A USF professor found through her research that there is ethnic rivalry among factions of the diverse Latino community. This discrimination among Latino immigrants is referred to as colorblind racism.

Specifically, wealthier immigrant groups discriminate against poorer and undocumented immigrants, blaming them for the anti-immigrant climate in the U.S.

Elizabeth Aranda, assistant professor of sociology, presented her research Thursday in a lecture titled “Immigrant Latinos and Colorblind Racism in South Florida,” sponsored by the Institute for the Study of Latin America and the Caribbean (ISLAC).

Frank Hernandez, a junior majoring in history, helped to publicize the event on behalf of the Cuban American Student Association.

“I hope that having this lecture at USF will allow students who may be disconnected with immigration or racism realize that these ordeals are no easy task,” Hernandez said. “Maybe in some way (students will) realize that immigrants are only trying to achieve the same accomplishments that everyone’s family was hoping for before they moved to the U.S.”

Joseph Anastasio, a graduate student in ISLAC, came to the lecture because of his own experiences with immigration.

“I want to hear what someone has to say who studies immigrant assimilation in the U.S.,” he said.

Anastasio’s mother emigrated from Puerto Rico and his father from Italy. They settled in Buffalo, N.Y., an area largely populated by Puerto Ricans and Italians, which made it easy for them to assimilate.

He said recent immigrants, however, have it harder.

“Today, people don’t want to talk to immigrants. With Mexican immigrants, people don’t feel like talking to them. People are less open,” he said.

Aranda, along with fellow researchers Rosa Chang and Elena Sabogal from the University of Miami, conducted 115 in-depth interviews and formed 15 focus groups with recent immigrants from Colombia, Cuba, the Dominican Republic, Haiti, Mexico, Peru and Puerto Rico who have been in Miami since 1986. Their research is part of a book they are writing about immigrant Miami.

Aranda said the immigrants she interviewed said Miami afforded them a cultural citizenship in which they didn’t have to explain everything about themselves. They said Miami felt like home to them.

Aranda’s research aims to demonstrate that claims of Miami resembling a Third World country are rooted in cultural racism. Further, she argues that immigrants in Miami are starting to internalize those views.

“Cultural racism is where people think that immigrants have problematic habits and beliefs. It implies a notion of cultural inferiority. Now cultural racism is related to assimilation,” Aranda said. “It’s based on this perception that English is losing its primacy and Spanish is gaining in prevalence and that it poses a threat. But this is an immigrant nation, so it doesn’t make sense.”

The interviews reveal that many Miami immigrants feel the city is becoming overpopulated with immigrants, who they believe are taking all the jobs and giving immigrants a bad name.

Aranda said a dichotomy is forming in the minds of Americans between “good” or “deserving” immigrants and “bad” or “undeserving” ones.
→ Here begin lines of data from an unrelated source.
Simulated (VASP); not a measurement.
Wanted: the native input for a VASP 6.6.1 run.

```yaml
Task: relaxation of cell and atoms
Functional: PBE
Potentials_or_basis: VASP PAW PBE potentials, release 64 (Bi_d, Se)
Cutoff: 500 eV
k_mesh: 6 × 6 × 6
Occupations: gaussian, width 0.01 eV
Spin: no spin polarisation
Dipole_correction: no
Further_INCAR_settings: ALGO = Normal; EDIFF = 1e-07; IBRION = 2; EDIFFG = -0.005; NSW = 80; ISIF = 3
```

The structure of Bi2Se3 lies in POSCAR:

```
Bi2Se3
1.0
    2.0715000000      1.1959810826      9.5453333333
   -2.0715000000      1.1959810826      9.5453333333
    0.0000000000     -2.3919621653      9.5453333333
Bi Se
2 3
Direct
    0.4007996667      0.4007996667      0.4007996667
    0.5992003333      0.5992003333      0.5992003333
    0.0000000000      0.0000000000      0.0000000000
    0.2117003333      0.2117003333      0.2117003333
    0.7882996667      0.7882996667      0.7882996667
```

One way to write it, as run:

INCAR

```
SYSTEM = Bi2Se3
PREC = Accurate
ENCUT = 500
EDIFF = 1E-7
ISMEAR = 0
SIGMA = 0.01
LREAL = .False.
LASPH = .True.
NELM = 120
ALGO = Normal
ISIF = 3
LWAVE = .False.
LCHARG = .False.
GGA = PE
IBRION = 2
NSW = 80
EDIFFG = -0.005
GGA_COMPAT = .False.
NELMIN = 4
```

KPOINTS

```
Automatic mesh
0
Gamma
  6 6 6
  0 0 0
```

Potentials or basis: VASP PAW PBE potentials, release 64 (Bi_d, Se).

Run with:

“You could make the argument that the suspicion cast on undocumented immigrants is carried over onto all immigrants as well,” Aranda said. “The ‘good’ immigrant is perceived to be the one who comes by legal means, works hard and becomes as close to white as possible, and embraces Western capitalism.”

“The ‘undeserving immigrant,'” she said, “is becoming the new underclass.”

One of the interviewees in the study was a Peruvian immigrant who said he feels his status in society is below that of Mexicans and African Americans in the U.S.

“He’s saying that life is harder for these ‘undeserving’ immigrants,” Aranda said. “It’s not a glass ceiling, it’s a brick wall.”

These divisions between immigrant groups are causing ethnic rivalries. A Colombian man said in a focus group that he sees Central Americans as being among the lower class.

“They come from the segment that is less educated, they don’t know how to express themselves correctly, they are not respectful, they don’t ask for permission,” he said.

Aranda, who holds a doctorate in sociology from Temple University, is the author of Emotional Bridges to Puerto Rico: Migration, Return Migration, and the Struggles of Incorporation, which was published in 2006. She teaches courses on immigration, race and sociology at the University.